<08.08.2003>

the bourgeois bakery

At approximately 1:50am Thursday morning, I was awoken by someone shouting outside my apartment.

"...you fuckers! How 'bout some NICE, HOT DONUTS!"

There was more leading up to the "you fuckers" part that I wasn't quite awake for, the jist, however, seemed to be decrying the bourgeois suburban nature of my apartment complex, possibly the whole town. The donut line was delivered with taunting disgust. "If your values are so shallow that all you care about are things like donuts, HERE, have some, you vapid capitalist swine," it seemed to say. I fully expected the thud of a sack of donuts hitting the building/ground/neighbors to follow, but it did not. The shouting seemed to fade in gradually, as if the perpetrator was riding by on a bicycle, or in a car.

I sat for several moments waiting to hear more, but there was only silence. I wondered if the neighbors had heard it, or if they had done it. I wondered if I had merely dreamt it, but thought that impossible as my eyes were wide open and I was already awake for the donut bit. Finally I noted the time, decided that it was the work of a disorderly drunk en route from the neighborhood bar, or a band of idealistic teenagers rebelling against their community, and went back to sleep.

Later, I recounted the tale to my best friend, Janis, and we giggled over this ridiculous, pastry-based, social commentary. "It's even BETTER that you aren't sure if it was real or not," she said.

That evening, we pondered the episode, and I noted that the day before, I had concluded suburban life was not for me. We had also discussed how Janis would never fit in with our 'burb's prissily perfect Stepford moms.

Then I recalled how earlier in the week, I'd spent an entire work day anxiously waiting to go home and eat some donuts I'd bought, only to be disappointed when I found them hot and melted after sitting on the kitchen counter in my stuffy apartment all day.

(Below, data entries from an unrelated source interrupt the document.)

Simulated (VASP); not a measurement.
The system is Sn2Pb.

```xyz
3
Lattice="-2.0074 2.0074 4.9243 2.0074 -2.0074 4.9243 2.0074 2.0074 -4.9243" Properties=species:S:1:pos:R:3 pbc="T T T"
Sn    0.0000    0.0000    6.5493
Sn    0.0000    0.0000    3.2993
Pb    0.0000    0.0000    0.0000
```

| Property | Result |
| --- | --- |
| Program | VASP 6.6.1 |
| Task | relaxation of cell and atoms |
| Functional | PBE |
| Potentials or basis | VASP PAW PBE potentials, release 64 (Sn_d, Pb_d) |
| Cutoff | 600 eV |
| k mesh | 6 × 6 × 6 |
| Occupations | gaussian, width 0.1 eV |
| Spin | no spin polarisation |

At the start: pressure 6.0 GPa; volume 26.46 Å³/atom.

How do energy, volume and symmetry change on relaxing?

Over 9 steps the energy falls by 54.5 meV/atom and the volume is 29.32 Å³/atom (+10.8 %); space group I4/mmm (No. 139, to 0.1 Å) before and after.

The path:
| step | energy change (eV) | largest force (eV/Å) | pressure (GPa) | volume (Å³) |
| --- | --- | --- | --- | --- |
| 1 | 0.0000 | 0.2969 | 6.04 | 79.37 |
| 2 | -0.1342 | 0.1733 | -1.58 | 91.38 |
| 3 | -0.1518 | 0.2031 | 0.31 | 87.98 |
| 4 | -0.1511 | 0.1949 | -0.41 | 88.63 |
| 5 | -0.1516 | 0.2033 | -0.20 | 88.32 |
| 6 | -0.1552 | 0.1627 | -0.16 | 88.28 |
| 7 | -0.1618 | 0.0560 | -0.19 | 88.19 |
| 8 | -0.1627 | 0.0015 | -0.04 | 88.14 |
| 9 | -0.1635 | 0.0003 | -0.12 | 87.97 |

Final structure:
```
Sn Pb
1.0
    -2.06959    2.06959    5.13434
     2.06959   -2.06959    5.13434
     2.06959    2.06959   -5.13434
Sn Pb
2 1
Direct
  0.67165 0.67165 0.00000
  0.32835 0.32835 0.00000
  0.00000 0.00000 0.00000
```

OK, so it was pretty obvious it was a dream. Then Janis pointed out that the way the sound seemed to fade in gradually, then stopped shortly after I became fully conscious..."I think YOU'RE the one who was doing the shouting." And we died laughing, because we both knew she was right.

That's right, I was shouting in my sleep. Angry, indignant shouting. At 2am. About donuts. NICE, HOT donuts.

And to think all this time I've been worried about the neighbors hearing me sing. I should be more concerned that they're going to have me put away!